Matthew Vaughn Claims That His Scrapped ‘X-Men: First Class’ Sequels Would Have Included A Young Wolverine

20th Century Fox

After the critical and financial disasters that X-Men: The Last Stand and X-Men Origins: Wolverine ultimately were, 20th Century Fox shifted gears with a prequel reboot (of sorts) with Matthew Vaughn‘s X-Men: First Class in 2011. It did well enough at the box office to warrant another Wolverine film with Hugh Jackman and several other titles — including the forthcoming Dark Phoenix — but Vaughn was no longer a part of the picture. In a new interview, he explained what happened and what his scrapped plans were.

Speaking with Coming Soon, Vaughn claimed that he ultimately didn’t continue with the franchise following First Class because the studio “didn’t listen” to his sequel plans:

“My plan was First Class, then second film was new young Wolverine in the 70’s to continue those characters, my version of the X-Men. So you’d really get to know all of them, and my finale was gonna be Days of Future Past. That was gonna be my number three where you bring them all… because what’s bigger than bringing in McKellen and Michael and Stewart and James and bringing them all together? When I finished the Days of Future Past script with it ready to go I looked at it and said, ‘I really think it would be fun to cast Tom Hardy or someone as the young Wolverine and then bring it all together at the end.’ Fox read Days of Future Past and went ‘Oh, this is too good! We’re doing it now!'”
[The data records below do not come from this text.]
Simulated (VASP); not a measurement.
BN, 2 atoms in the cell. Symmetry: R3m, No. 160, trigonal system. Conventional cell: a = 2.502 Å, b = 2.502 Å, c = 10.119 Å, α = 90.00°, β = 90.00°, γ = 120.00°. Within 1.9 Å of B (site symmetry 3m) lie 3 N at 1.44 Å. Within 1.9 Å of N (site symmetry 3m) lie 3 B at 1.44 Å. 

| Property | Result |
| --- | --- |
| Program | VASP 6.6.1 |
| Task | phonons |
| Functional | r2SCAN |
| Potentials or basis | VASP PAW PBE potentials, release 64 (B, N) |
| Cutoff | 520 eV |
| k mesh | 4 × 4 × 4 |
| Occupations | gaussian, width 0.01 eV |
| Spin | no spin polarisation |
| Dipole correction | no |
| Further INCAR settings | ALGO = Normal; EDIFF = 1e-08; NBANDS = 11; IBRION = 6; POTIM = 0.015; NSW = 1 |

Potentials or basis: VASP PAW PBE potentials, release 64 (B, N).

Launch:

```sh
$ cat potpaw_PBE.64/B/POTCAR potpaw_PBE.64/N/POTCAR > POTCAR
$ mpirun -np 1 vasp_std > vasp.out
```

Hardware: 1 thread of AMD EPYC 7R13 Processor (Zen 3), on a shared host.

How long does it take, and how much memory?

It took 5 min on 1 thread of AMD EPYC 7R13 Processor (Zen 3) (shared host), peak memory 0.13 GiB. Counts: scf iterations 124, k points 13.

The idea that Tom Hardy might play a younger version of the Wolverine character, or at least take the mantle if Jackman had decided to drop it earlier, isn’t new. The Australian actor himself floated the idea publicly in 2015. What’s new about Vaughn’s comments, rather, is the fact that he had some very specific plans for a spate of First Class sequels leading to Days of Future Past, as opposed to what ultimately happened with the films.

“Hollywood doesn’t understand pacing,” Vaughn added about the studio’s decision to rush ahead with Days of Future Past. “Their executives are driving 100 miles-per-hour looking in the rear-view mirror and not understanding why they crash.”